NANAIMO – Canada geese introduced to Vancouver Island in 1960s and '70s.

Nanaimo city officials want to build a new regional team to help control Vancouver Island’s Canada geese population.

The City of Nanaimo is about to call on governments and wildlife experts to join forces on a regional strategy to manage a persistent Canada geese problem. The move will see the new group look beyond municipal boundaries at the bird’s population numbers and the tools they can employ to control the geese, including relocation and a potential limited cull.

A regional strategy makes sense with the resident birds moving between east Vancouver Island communities, according to Kevin Brydges, the city’s environmental bylaw enforcement officer. If Nanaimo, for example, took an approach to deal with the birds here, is it a futile effort considering it may get more birds from the north and south Island?

“Instead of five of us working apart, we’re trying to get together and work together,” he said.

Canada geese aren’t a native resident bird to the Island. Young were transplanted in the 1960s and ’70s as part of an introduction program to Vancouver Island to boost wildlife viewing and sport hunting opportunities, a city report shows. They didn’t learn to seasonally migrate, with little opportunity to learn behaviour from mature geese and like other urbanized animals like deer and rabbits, lack the stressors of predators and being out in the wild.  They’re becoming a public concern, with feces scattered on lake beaches, parks and damage done to agricultural lands and estuaries.
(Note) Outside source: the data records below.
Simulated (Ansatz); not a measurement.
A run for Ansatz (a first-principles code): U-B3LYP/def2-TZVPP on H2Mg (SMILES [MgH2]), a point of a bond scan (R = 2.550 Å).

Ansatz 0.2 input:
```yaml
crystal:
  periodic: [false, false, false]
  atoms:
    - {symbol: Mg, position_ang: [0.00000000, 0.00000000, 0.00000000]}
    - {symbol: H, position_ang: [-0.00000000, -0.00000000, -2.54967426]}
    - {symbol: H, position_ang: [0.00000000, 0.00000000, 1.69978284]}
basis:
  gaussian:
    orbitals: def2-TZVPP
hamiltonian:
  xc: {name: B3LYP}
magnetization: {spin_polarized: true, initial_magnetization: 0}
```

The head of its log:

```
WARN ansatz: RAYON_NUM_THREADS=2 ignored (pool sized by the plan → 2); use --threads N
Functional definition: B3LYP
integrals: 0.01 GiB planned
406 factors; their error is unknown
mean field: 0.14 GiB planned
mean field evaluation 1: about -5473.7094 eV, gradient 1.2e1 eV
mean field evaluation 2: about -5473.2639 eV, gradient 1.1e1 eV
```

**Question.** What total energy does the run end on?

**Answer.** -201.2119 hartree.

The city has tried to manage populations with an egg-addling program and temporary measures like scaring geese with noisemakers and dogs, and relocation. Twenty-three geese were relocated to Cottle Lake, from Westwood, this year.

Efforts have seen some successes. City staff members say there’s not the population boom there would be thanks to the egg-addling program, and at Westwood Lake, nests have dwindled from 18 two decades ago to one.  But Al Britton, Nanaimo’s manager of parks operations, says the city can’t seem to get below that nest number either and he likes the idea of a regional strategy.

“We’re all in the same boat together,” he said.

The city will be consulting with local governments and stakeholders like the Canadian Wildlife Service and Guardians of Mid-Island Estuaries in an effort to create a new committee.